Project
Loading...
Searching...
No Matches
deterministic-mode

The TPC tracking code is not fully deterministic, i.e. running multiple times on the same data set might yield a slightly different number of tracks on the O(per mille) level.

  • This comes from concurrency, i.e. when tracks are processed in parallel, the output order might change, which might have small effects on the consecutive steps.
  • Also compile options and optimizations play a row, e.g. using ffast-math or fused-multiply-add might slightly change the rounding of floating point, and in rare cases lead to the acceptance or rejection of a track, and thus a different number of tracks.

For debugging, testing, and validation, a deterministic mode is implemented, which should yield 100% reproducible results, on CPU and on GPU and when running multiple times. It uses a combination of

  • Compile time options, e.g. disabling all optimizations that change floating point rounding.
  • Run time options, e.g. to use deterministic sorting, and add additional sorting steps after kernels to make the output deterministic, also intermediate outputs.

This is steered by 3 options:

  • The -DGPUCA_DETERMINISTIC_MODE Cmake setting : Compile-time setting.
  • The --PROCdeterministicGPUReconstruction command line option / GPU_proc.deterministicGPUReconstruction --configKeyValue setting : Run time setting.
  • The --RTCdeterministic command line option / GPU_proc_rtc.deterministic --configKeyValue setting. (Auto-enabled by the deterministicGPUReconstruction setting.) : Compile-time setting for RTC code.

Note that enabling a single setting will not result in fully deterministic behavior! Each setting enables different deterministic aspects! In order to be fully deterministic, all settings must be enabled, where the RTC setting is automatically enabled if not explicitly disabled.

GPUCA_DETERMINISTIC_MODE has multiple levels, which are described here: FindO2GPU.cmake.

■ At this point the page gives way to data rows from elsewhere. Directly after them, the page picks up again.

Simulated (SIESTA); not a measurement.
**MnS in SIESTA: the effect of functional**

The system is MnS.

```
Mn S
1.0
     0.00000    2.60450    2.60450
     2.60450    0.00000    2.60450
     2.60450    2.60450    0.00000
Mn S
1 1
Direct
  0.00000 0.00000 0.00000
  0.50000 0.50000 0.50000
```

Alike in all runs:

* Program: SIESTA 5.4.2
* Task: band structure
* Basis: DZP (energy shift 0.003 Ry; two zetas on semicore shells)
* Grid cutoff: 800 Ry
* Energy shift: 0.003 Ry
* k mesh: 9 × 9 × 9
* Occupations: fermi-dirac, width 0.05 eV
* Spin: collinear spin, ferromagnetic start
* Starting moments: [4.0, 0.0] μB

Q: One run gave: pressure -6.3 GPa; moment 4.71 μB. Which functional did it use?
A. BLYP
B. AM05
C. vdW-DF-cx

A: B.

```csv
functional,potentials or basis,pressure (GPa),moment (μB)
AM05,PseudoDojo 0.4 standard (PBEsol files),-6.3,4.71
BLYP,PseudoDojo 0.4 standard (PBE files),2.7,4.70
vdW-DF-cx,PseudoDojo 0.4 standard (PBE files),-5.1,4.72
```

  • In order to have fully deterministic GPUReconstruction (i.e. all algorithms that come with the GPUTracking library, like TPC tracking), the level GPUCA_DETERMINISTIC_MODE=GPU is needed.
  • In order to apply it to all of O2, e.g. for ITS tracking, please use GPUCA_DETERMINISTIC_MODE=WHOLEO2

Enabling the options is a bit different for O2 and for the standalone benchmark:

  • For enabling it in the standalone benchmark, please set GPUCA_DETERMINISTIC_MODE=GPU in config.cmake and use the command line argument --PROCdeterministicGPUReconstruction 1.
  • For O2, Either add set(GPUCA_DETERMINISTIC_MODE GPU) to the beginning of the GPU CMakeLists.txt or add set(GPUCA_DETERMINISTIC_MODE WHOLEO2) to the beginning of the Global CMakeLists.txt, and use the configKeyValue GPU_proc.deterministicGPUReconstruction. In order to enable this for the Full-System-Test or with dpl-workflow.sh, please export CONFIG_EXTRA_PROCESS_o2_gpu_reco_workflow=GPU_proc.deterministicGPUReconstruction=1;.

With these settings, if one runs multiple times, the number of clusters and number of tracks should be always fully identical. Note that this yields a significant performance penalty during the processing, therefore the deterministic mode is not compiled in by default, but it must be enabled explicitly and code must be recompiled.

Beyond comparing only the number of clusters and number of tracks, it is also possible to compare intermediate results. To do so, please use the standalone benchmark (either ./ca or o2-gpu-standalone-benchmark binary) with the --debug 6 option. It will create a dump container all (most) intermediate results in text form, which can be compared. The output files is called CPU.out if using the CPU backend, and GPU.out for the GPU backend. Note that the dump files will be huge and the processing will be slow and consume much more memory than normal with --debug 6 . It has been tested with datasets containing up to 50 Pb-Pb collisions, and might fail for larger data. The dump files (if the deterministic mode is used with both compile- and runtime-activation), the files should be 100% identical and can just be compared withdiff`.